One of the reasons gold futures are so risky is because
of the sheer quantity of gold that transactions represent. When you buy a
single COMEX gold futures contract, you gain control - and
responsibility for - 100 troy ounces of the yellow metal. So when the
gold futures market was said to have made "big moves" this last April,
that was an understatement - on April 12th, it opened with a sell off of
100 tons of gold!
It gets worse. Traders often leverage
(borrow cash) to buy futures contracts, with the down payment they
supply known as the "maintenance margin." The minimum maintenance margin
for a single futures contract is only $8,800. If spot gold is at
$1,300, then a trader can gain control of $130,000 worth of gold with
less than 7% down! Depending on a combination of luck and experience,
this massive leveraging can lead to either amazing profits or
devastating losses.
Let's walk through an example, keeping in
mind that my figures are very simplified, because a futures contract is
not exactly equal to 100 times the current gold spot price. Most of the
time, futures prices are a little higher than spot gold.
Say gold
is at $1,300, which means a COMEX gold futures contract gives the
investor control of about $130,000 worth of gold. A trader buys a
contract with only a $8,800 margin. If the price of gold goes up to
$1,500, the futures contract is now worth $150,000. The trader can now
sell that contract and pocket the difference. He just netted about
$20,000 with only $8,800 in seed money. If the trader had simply bought
$8,800 worth of physical gold, he would have only earned about $1,350 in
the same time period. It is not hard to see how futures trading can
seem exciting and profitable on its face.
But what if the price
of gold goes down in this scenario? The more the price of gold drops
below the contract price of $1,300, the more the investor will be
required to add to his margin to maintain the same ratio of down payment
to loan value. This is required as assurance that he will not abandon
the contract. In the worst case scenario, the trader cannot put up the
additional funds and the entire position is liquidated by his broker.
So
far, this example is of a trader "going long" with a futures contract.

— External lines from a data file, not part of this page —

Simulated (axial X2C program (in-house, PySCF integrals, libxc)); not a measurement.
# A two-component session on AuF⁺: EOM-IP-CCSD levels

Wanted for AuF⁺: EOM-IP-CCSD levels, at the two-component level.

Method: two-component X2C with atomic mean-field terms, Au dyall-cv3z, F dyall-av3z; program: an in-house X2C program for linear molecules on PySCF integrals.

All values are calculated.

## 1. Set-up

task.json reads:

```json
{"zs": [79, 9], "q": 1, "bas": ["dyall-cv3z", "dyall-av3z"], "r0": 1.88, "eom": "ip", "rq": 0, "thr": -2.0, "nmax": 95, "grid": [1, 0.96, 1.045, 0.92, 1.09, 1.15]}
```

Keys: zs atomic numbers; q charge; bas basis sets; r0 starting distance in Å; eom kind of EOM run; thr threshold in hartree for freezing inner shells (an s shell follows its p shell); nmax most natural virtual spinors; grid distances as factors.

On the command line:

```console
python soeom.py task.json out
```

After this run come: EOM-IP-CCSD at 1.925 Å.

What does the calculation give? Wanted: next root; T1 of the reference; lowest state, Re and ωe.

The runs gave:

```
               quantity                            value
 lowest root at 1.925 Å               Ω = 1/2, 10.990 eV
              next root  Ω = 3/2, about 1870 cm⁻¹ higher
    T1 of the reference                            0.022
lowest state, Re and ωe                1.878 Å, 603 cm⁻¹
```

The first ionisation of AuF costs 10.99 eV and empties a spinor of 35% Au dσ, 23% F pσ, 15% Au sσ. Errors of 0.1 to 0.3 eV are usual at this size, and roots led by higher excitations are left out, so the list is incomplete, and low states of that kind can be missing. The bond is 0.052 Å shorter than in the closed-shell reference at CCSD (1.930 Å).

It can be risky, but the potential losses of a long futures trader are
nothing compared to the losses someone shorting the market might
experience.
Consider the same scenario above, except this time
the trader has a short contract. He is desperately betting that the
price of gold will drop enough for him cover his short position (buy
back the contract he sold) at a lower price. After all, he can not hold
the contract to maturity, as he does not actually own any physical gold,
and thus would not be able to deliver to the buyer.
The key difference between long and short traders is that shorts are forced to add to margin when the price of gold goes up. Unlike
a drop in the price gold, which can only go so low, there is
theoretically no limit to how high the price of gold can rise.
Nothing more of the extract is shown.